VEP-5: Remove Explicit Snapshot Block Hash as Timestamps
Background
In Section 6.2.2(Resource Quantification) of Vite White Paper Version 1.0, it mentions
Because snapshot chain is equivalent to a global clock, we can use it to quantify the resource usage of an account accurately. In each transaction, the Hash of a snapshot block is quoted, the height of the snapshot block is took as the timestamp of the transaction. Therefore, according to the difference between the two transaction timestamps, we can judge whether the interval between the two transactions is long enough.
Figure 1. explicit timestamps
In Figure 1, each transaction contains an explicit hash reference to snapshot block as transaction creation time. The main purpose of this timestamp is to calculate whether the resource consumption of an account exceeds quota.
In addition to "explicit" timestamp, there is another "implicit" timestamp in the system, which is the latest transaction hash for each account recorded in snapshot block, representing the "confirmation time" of a transaction.
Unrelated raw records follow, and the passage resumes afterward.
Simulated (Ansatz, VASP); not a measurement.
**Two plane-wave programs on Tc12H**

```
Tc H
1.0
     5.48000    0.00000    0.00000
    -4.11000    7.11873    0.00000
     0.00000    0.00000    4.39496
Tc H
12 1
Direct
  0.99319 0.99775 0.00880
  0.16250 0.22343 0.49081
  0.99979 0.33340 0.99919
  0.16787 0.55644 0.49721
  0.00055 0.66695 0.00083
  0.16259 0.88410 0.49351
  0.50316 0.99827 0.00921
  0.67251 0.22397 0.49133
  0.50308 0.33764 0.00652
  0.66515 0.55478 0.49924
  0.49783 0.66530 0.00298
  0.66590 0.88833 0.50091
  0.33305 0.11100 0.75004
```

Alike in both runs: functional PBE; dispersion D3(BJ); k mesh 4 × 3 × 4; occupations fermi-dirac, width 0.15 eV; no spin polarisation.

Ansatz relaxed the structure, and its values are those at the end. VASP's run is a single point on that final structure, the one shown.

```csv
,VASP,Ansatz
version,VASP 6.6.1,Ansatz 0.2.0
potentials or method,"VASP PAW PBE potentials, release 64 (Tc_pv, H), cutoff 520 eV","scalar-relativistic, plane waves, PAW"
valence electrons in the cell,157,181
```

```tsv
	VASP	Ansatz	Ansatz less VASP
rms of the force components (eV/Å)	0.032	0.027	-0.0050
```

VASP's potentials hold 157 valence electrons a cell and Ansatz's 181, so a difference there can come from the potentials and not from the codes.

The two types of timestamp cause two-way dependency between transactions and snapshot chain, as shown in Figure 2:
Figure 2. explicit timestamps and implicit timestamps
The red arrows indicate the references from transaction to snapshot block, representing explicit timestamps (the creation time of transaction)
The blue arrows indicate the references from snapshot block to transaction, representing implicit timestamps (the confirmation time of transaction) .
Impact of Snapshot Chain Fork on Timestamp
In structure, snapshot chain is actually a tree due to the possibility of fork.
The newer the snapshot block is, the more probably it could be rolled back. Both types of timestamps will be impacted when rollback occurs.
However, explicit timestamps will receive bigger impact, as explained below
Figure 3. explicit timestamps with snapshot chain forks
In Figure 3,
the right-side snapshot block #N is rolled back and replaced by another forked snapshot block(left side).
All transactions referring to this snapshot block must be rolled back as well, including the last transactions in account A and B.
This is because the hash value of snapshot block was involved in signing, as part of the transaction data.
The transactions have to be re-signed and re-sent by the original users since the previously referenced snapshot block is invalid.
However, re-signing transaction is very expensive and therefore should be avoided in practice.
An alternative strategy is to reference an older snapshot block, which means the "trunk" part of the snapshot chain. Unfortunately, this approach deviates from the purpose of explicit timestamp as transaction creation time and also is hard to tell which block is most appropriate.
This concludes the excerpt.